Dream Catcher

My informant here brought up the notion of a “Dream Catcher”, and began to tell me about her dream catcher that she had growing up as a kid. She told me that the basis of her dream catcher was that it was a round piece of wood with leather bands webbed inside of it, with feathers coming out of the top and hanging from the bottom. She said that her parents had bought it for her at some point when she was in elementary school in Pennsylvania. She remembers her mom telling her that if she placed it on the outside doorknob of her room, it would catch all of the bad dreams and nightmares that she would have, and would only allow her to have good and sweet dreams.

My informant said that she believed in this notion completely, and left it on her door for years until she moved out of her house in high school. “I don’t think I would have been able to sleep without it” my informant said. She found solace in believing that it was there to protect her, even though she “knew it probably didn’t actually do anything real”.

My informant tells me that her parents told her that it was a longstanding Native American tradition to use dream catchers, and that it had protected them from nightmares for centuries. “It was just something I believed and didn’t think about too much”, she said, “after a while it completely just blended in with my door, it’s like it was supposed to be there”.

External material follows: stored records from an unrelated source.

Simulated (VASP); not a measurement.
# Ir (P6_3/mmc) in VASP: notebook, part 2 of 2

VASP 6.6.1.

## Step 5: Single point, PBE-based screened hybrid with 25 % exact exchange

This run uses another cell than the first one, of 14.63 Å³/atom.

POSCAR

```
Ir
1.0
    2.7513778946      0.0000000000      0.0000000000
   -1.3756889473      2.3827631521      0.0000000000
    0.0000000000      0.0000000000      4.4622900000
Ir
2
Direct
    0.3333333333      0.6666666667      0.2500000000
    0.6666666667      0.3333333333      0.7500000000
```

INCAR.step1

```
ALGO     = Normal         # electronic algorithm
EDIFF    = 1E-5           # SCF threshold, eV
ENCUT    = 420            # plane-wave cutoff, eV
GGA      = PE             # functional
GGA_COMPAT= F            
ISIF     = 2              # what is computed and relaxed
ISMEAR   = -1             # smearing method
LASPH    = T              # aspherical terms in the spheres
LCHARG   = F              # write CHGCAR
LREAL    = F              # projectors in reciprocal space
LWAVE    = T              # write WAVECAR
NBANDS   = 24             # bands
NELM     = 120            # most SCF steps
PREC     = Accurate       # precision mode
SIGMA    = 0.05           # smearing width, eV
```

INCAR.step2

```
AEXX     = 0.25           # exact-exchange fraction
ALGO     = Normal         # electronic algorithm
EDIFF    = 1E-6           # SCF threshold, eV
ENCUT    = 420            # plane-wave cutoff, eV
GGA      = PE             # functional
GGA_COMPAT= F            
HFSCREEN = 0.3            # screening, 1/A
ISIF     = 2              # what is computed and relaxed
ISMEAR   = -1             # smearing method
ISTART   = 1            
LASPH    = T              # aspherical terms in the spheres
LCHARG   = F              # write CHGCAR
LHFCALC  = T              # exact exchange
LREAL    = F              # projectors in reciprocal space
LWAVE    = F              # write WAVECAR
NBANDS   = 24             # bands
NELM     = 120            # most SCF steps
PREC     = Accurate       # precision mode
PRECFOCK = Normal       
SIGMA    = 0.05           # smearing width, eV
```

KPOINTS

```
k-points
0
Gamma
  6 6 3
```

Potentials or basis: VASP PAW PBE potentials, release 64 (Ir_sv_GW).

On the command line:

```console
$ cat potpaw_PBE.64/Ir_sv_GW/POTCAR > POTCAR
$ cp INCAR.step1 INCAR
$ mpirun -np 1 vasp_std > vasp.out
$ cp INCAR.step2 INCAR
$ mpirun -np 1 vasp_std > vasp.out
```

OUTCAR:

I believe that this piece of folklore may have truly been started by the Native Americans years ago, and transferred to many parts of our culture because it is a nice idea and a good way to find solace in your sleep. I feel that it has lived on through parents giving them to their children, perhaps because the parents truly believe in them, and perhaps because they feel that it is a good part of growing up. I would believe that it is mostly children that use dream catchers, but believe that many adults do as well, as a part of keeping a tradition that they have had since childhood.